Demystifying Machine Learning
Predicting the weather with pen and pencil
Imagine you are tasked with creating a way to predict the weather in your city. There is no computer science here: just you, a piece of paper, and your imagination. Ah! You also have a bunch of devices to measure weather variables such as the current temperature, humidity, pressure, insolation (sun light), etc. If you believe that the weather during the previous days has a connection to the weather tomorrow, you would want to use all these variables to build some kind of rule which predicts the most probable weather tomorrow.
The first thing you will need to do is gather information: for a few months you will carefully take daily notes of the weather (rainy/sunny/etc.) and your variables (temperature, humidity, pressure, etc.).
Once you have collected a good amount of data you are faced with the difficult part: how to use it to create useful rules? A first strategy could be looking at the data until you start to come up with some patterns (e.g. after a rainy day, if the pressure rises, then the next day will be sunny). You’d basically have to use the data to become a weather expert, and then use your newly acquired expertise to build your predictive system, which could be composed of several rules like the previous one.
This strategy might be enough to build a simple system, which predicts a simple output (rainy/not rainy) using only a few variables. One problem is that you’ve probably wasted an enormous amount of time coming up with these rules. Another problem is that you probably ended up with 50 pages of different rules and patterns and, when you want to use this system to predict the weather tomorrow, you have to go through your 50 pages, checking your different rules to see which ones applies in this case. Also, you’ll most likely slam your head against the wall when you find out that different rules contradict each other if you did not cover all the possibilities while creating them (one might say that given the previous temperature and pressure it will rain, while another one says that given the previous radiation and humidity it will be sunny).

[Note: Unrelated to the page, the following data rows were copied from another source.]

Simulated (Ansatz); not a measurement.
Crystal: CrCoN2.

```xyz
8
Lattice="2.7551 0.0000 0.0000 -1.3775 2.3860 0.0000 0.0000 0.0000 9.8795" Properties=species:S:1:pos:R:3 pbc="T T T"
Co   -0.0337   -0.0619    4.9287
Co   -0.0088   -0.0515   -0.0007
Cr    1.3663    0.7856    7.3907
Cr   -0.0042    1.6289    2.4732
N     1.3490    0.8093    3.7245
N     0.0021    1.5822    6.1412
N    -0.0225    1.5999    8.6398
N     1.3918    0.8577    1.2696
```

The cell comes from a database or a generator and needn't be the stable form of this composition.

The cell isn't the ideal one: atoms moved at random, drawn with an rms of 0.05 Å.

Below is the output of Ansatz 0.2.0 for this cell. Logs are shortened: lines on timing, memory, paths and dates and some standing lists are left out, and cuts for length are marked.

One way to make your system more usable would be to hire a programmer to implement it as an algorithm. This algorithm would be composed of all your rules, and it would be able to take the input variables, and apply the rules orderly and quickly to compute the result.
Another possible way would be to transform your book of rules into an equation. It could look something like this, where ify> 1 it will be sunny, and otherwise it will rain (disclaimer: never use this equation):
That way you would be able to predict the weather doing just a few multiplications and divisions on your input variables. The downside is that you’d have to hire someone with knowledge of mathematics, and then teach her about weather patterns. But the result is very successful! You have an equation which summarizes all your new weather knowledge, and which you can use to predict the weather doing a few calculations in just a couple of minutes (maybe even in a few seconds if you decide to apply some high tech such as Excel).
Finally, after many months of tedious work gathering data, examining it to become a weather expert, teaching a mathematician (or programmer) your weather rules, and paying her (which left you with no budget for that new fancy barometer), you have a functional system, which you deliver to your team. They review it and point out that your system should now work not only in Barcelona, but also in Madrid. You have to gather new data from Madrid, create new rules, and work with your mathematician again to build up a new equation which works as well for the weather in Madrid. You hold your tears while you quietly put your stuff in boxes before leaving the office.
Using machine learning
How would you build your predictive system so that it can easily be adapted to new cities? And how would you do it if instead of a few variables you had hundreds of them? What if you already have tons of data (maybe publicly available data), but you have to build your model in just a week, and cannot spend months analyzing the data to come up with rules and equations by hand?
Machine Learning (ML) basically solves these issues. It replaces your work to build the rule book, and the work of the programmer or mathematician. It consists on a series of algorithms which can look at your weather data and, using some statistical tricks, automatically come up with a set of rules like you did. Once a Machine Learning model is trained on your data, these rules are part of the trained model, and you can easily execute it on new data to perform predictions.
Another way to look at ML is as a method to automatically create your mathematical function, by just showing the data to the correct algorithm. When trained, the algorithm will behave approximately like your function would: it will receive a set of variables as input, and produce a prediction.
ML algorithms are very varied. Some of them, like decision trees, produce rules almost just like you did:
Others, like Markov Models, can model chains of changing states (like the weather) by modeling the probabilities of changing from one state to the other (e.g. from rainy to sunny):
There are tons of other ML algorithms, which will work better or worse depending on your use case (the number of variables, the amount of data you have, the speed of execution that you need, etc.). A specially versatile (and fancy) flavor of ML algorithms are Neural Networks (NNs). The simplest kind of NN does something very simple: it just takes your input variables (which are put inside a vector) and multiplies them by some matrix W1, producing a new output vector O1. O1 is the prediction of our neural network: it could be a vector of a single dimension (ie. just a number) where a value of 1 indicates that we will have a sunny day, and a value of 0 indicates that we will have a hideous one. Where is the magic then? The trick is that there is a way to show our NN a bunch of examples, and it will automatically learn the appropriate matrix W1 to perform valid predictions. Increasing the size of the matrix W1, or adding more matrix multiplications after O1 with new matrices W2, W3, etc. (more layers) we can make our NN more powerful. The takeaway is that a NN which is big enough will be able to learn to approximate (almost) any mathematicalfunction, like the one you created with the help of your mathematician.
The conclusion is that by using NNs, or other ML techniques, you can automatically create algorithms which imitate mathematical functions, like the one you crafted. You no longer need to look at the data for months, or to become a weather expert or to carefully design predicting rules. You can just use an algorithm that will do it for you! Chances are, however, that if you are not a data scientist you will end up as well holding your tears while you quietly put your stuff in boxes before leaving the office.